Thursday, May 1, 2014

Yet another reverse proxy

The general idea of reverse proxy is quite simple. Sometimes, one wants to designate a portion of a website  to return a copy of another website. Not redirection; instead, whenever a request comes for www.foo.com/bar/a.html, the server-side code at foo performs an HTTP request to www.bar.com/a.html and returns the page to the client. The client doesn't even know that the response originated at bar.com. In this scenario, the directory www.foo.com/bar acts as a reverse proxy for www.bar.com.

The business cases for this kind of functionality are several. I, specifically, want to move a set of Web services from one host to another while keeping the old URLs working. Since those are services, meant to be invoked by programs and not people, redirection won't work. Another possible scenario involves exposing an HTTP service from behind a firewall without exposing the whole host.


There are built-in means for creating reverse proxies both in Apache and in Internet Information Server. The problem is, leveraging those requires administrative rights, and with certain Web hosting packages, one might not have them.
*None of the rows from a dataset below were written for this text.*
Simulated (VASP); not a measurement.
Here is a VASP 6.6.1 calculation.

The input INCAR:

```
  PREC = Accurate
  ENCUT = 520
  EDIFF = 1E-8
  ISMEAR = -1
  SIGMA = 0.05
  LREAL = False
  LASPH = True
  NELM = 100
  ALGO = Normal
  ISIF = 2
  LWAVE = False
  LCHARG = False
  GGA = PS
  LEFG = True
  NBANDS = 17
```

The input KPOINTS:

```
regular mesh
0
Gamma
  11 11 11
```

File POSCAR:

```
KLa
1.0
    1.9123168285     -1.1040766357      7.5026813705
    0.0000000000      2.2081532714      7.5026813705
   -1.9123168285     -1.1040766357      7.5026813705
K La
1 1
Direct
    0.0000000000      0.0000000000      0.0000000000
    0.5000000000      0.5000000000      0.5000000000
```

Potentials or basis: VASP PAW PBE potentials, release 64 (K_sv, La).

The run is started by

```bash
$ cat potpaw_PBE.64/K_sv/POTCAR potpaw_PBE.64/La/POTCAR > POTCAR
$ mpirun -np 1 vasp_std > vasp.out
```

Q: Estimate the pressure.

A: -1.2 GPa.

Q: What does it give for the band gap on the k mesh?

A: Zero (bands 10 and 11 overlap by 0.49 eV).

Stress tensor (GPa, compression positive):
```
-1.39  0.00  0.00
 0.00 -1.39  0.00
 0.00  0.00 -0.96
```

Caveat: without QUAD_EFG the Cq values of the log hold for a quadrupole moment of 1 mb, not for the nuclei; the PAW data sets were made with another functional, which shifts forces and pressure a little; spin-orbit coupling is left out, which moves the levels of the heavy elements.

On the other hand, there's nothing magical about forwarding an HTTP request. A piece of server side code (PHP in my case) is perfectly capable of issuing an outgoing HTTP request, passing the incoming request headers along, then sending the response headers and data back. So I went ahead and wrote one.

The reverse proxy script is done, it works (for me) and I don't mind sharing.

Setting up


If you're interested in this script, here are the installation steps.
  1. Download this archive from Dropbox
  2. Upzip into a folder on a Web server
  3. Open proxy_config.php, describe the location(s) under which the proxy is sitting and which targets they should invoke
  4. Open .htaccess,  change the value of RewriteBase to reflect the URI location where the proxy is sitting (multiple lines might or might not work, test it)
  5. Make log.txt writable to the world
That's the basic setup, and it assumes that the server is Apache, that it has mod_rewrite, that mod_rewrite is enabled, and that overriding rewrite rules on folder level is allowed. It's a reasonable assumption in this day and age; many CMS's out there depend on rewriting functionality.

If rewrite is not available, there's still a way to run the proxy. I won't go into that here, but the idea is either establishing symlinks to proxy.php all over the proxy folder, or placing renamed copies of rproxy.php all over the folder. It's not pretty, but it'll work. Static content needs to be duplicated outright (or a handler needs to be established).

Features


In addition to the most basic HTTP functionality, the proxy supports:
  • Passing headers back and forth as much as reasonably possible - so caching instructions, content type, user agent and such won't be lost
  • Arbitrary HTTP methods (i. e. REST)
  • POST/PUT/PATCH data in arbitrary format - not just forms
  • Cookies and sessions, unless the target uses path-specific cookies nontrivially
  • HTTPS -if you designate the target as protocol independent (with no leading http://)
  • Proxy folders that are accessible via several URIs
On the other hand, there are many ways a site can be proxy-unfriendly. The following scenarios won't work under my proxy script:
  • Absolute URLs in HTML
  • Redirection to absolute URLs within the same site
  • Domain- and path-specific cookies might break, depending on the way the target works
Some of those shortcomings may be fixed in future versions.

It probably doesn't scale well with content size. Rather than passing the bytes to the client as soon as they arrive from the target, the script stores the whole thing in memory.

The preferred environment is PHP 5 under Apache. In theory, the script should work under other environments too, but I had little chance to test it under those.